Homework Equations: C(dielectric) = Q/V(dielectric) , where V(dielectric) = 1/κ * V(original)

C(dielectric) = κ * C(original)

C = ε0 * (a/d) for parallel plate capacitor
It looks like you are double-correcting for the dielectric constant. Just include it in the Q=CV equation, and don't adjust your voltage for it.

Get the voltage from the maximum electric field and the plate separation, and the capacitance from the C = ε0 * εr (a/d) equation.
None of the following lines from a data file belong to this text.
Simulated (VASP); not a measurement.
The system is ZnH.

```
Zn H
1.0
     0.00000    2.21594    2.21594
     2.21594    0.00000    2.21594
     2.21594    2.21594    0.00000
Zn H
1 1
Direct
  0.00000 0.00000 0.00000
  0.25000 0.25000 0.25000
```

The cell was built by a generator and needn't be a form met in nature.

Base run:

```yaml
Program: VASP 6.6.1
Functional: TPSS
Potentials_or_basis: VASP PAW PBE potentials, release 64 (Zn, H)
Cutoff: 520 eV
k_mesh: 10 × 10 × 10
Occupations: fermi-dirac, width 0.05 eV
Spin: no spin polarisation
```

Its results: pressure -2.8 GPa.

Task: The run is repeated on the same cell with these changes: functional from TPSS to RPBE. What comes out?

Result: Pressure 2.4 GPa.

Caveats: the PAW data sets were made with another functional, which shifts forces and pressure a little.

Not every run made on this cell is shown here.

Can you try that and show that work? Yes, I think I see what you mean. I did get the correct answer (2.1e-7), but I want to make sure I know why I got the wrong answer at first

So excluding the fact that we have a dielectric :

C = ε0 * (a/d) = 7.72e-14

V = E*D = 893750 J/C

Now solve for Q, where Q = C*V, but enter the dielectric constant just once for either the voltage or the capacitance. I initially computed the voltage AND the capacitance with the dielectric constant which is wrong because I can also write C(dielectric) = (Q*κ)/V(original). That's how you derive the equation C(dielectric) = C(original) * κ. So I was factoring it in twice. So, :

Q = (C*κ) * V(original) = 2.1e-7

Thank you!

• berkeman
berkeman
Mentor
Q = (C*κ) * V(original) = 2.1e-7
I didn't follow what you did, but I got the same answer as you (just with a couple more sig figs).